It sounds dumb and maybe kind of reductive, but if you own your phone, you own your phone. You can open it if you want, you can sell it if you want, you can paint it purple or break the screen because you think it looks cool. It's not exactly like owning versus renting a house, but I think some of that feeling is still there. If you rent your apartment, you don't do much to it because it's someone else's problem and you don't want to burn money.

What are the terms of the typical lease?
Most of them, you basically pay the phone off over the course of two years. A lot of companies will let you lease the phone rather than buy it, which means you have to give the phone back at the end of it. Other ones are strict financing plans. Right now, you usually don't have to pay much of a premium (if any), but I can see that changing.

The really concerning one, in my mind, is Apple's new iPhone upgrade program. It turns the iPhone into something of a subscription program. You pay a little over $30 a month (up to $45 a month for the 128 GB iPhone 6S Plus) and get the new iPhone every year. Of course, you have to turn your old iPhone in again, meaning there's incentive to stay an Apple customer for life.

Photo: MOTHERBOARD

Who is the sort of person who would be leasing a phone this year? Is there a particular demo that should be leasing phones? Why?
This is a thing I'm not proud of, and I really don't like it, but I am on the Apple upgrade program. I did it because I was sick of my old phone and wanted to try out iPhone for the first time. I didn't have $700 to spend up front, and so I decided to do the financing thing. But I can't help but think that I don't own my phone. If I crack it, I am cracking someone else's phone. If I lose it, I am losing someone else's phone. It includes AppleCare, meaning I can break it twice "accidentally" (There's still a $99 fee), but if I lose it, I'm on the hook for $36 a month, plus I have to pay for whatever I end up replacing it with.

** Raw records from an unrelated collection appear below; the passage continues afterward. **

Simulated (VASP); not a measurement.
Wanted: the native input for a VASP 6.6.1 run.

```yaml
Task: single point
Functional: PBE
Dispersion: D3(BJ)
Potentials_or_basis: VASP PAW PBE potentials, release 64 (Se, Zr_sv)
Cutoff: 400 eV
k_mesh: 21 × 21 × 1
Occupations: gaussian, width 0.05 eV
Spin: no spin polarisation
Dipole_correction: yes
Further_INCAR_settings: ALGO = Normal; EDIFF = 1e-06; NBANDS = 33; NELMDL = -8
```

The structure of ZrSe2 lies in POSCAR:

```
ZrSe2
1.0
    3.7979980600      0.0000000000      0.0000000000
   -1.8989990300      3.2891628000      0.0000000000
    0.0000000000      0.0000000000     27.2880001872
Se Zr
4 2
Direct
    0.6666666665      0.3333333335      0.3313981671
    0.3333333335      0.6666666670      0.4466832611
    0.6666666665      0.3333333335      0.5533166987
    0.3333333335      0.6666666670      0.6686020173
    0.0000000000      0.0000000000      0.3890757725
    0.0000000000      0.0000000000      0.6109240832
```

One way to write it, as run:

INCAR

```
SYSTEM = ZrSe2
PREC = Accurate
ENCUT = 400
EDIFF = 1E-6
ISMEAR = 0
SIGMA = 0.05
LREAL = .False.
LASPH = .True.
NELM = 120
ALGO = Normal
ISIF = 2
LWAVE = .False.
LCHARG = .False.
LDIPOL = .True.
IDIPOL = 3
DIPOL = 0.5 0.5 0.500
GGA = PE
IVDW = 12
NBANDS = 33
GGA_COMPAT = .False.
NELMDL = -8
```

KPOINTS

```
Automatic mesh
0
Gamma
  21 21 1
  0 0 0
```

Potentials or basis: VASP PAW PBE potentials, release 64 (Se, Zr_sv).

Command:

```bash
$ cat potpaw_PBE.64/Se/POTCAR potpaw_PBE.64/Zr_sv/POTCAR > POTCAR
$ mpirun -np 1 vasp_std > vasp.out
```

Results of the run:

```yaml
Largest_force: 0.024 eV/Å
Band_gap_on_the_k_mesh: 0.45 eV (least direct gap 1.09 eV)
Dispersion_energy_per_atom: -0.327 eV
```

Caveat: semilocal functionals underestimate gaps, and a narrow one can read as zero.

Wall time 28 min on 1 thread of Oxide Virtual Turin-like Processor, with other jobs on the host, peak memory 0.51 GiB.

Anyway, I'm not saying you definitely shouldn't lease your phone—I'm doing it, and it's been more or less fine so far. If you really really like iPhones or want a frictionless experience, leasing or financing your phone will probably be fine. I'm saying nothing about it feels good. I feel like I've lost a great deal of flexibility and ownership. When I did switch to iPhone, I went and sold my old phone and I actually got money for it, because it was mine, not some giant corporation's.

What are the costs? Who wins here, and who loses.
Apple and the carriers win. Of course they do. A used iPhone 6 can fetch $500 or so on eBay, and that's coming from some random guy. Under this plan, I'm going to pay Apple $430 over the course of a year, give the phone back to them, and then they're going to do some cosmetic refurbishing and resell it for a lot of money. Verizon and AT&T and every other carrier is doing the same thing with their variations of the program. It's kind of a racket.

Do you own or lease your phone, and will you change that this year? Why? Do you see yourself as "always on the phone"? How does that make you feel?
I am always on my phone and that's why I couldn't deal with my old one any longer. I wish I didn't have to use it so much (in fact, I wrote about not using my phone for three weeks last summer), but the camera on the old one was bad, it was slow, it crashed a lot. I use it for work constantly and want it to be something I don't think about. I am very happy with the new phone, for what it's worth.

Would you ever consider chucking your phone into the river?
This is really the first question you should have asked. The only good phone is one that's buried under a few dozen feet of water, and of course I think about chucking it in the ol' river more than is probably normal. So yeah, do that with your phone this year.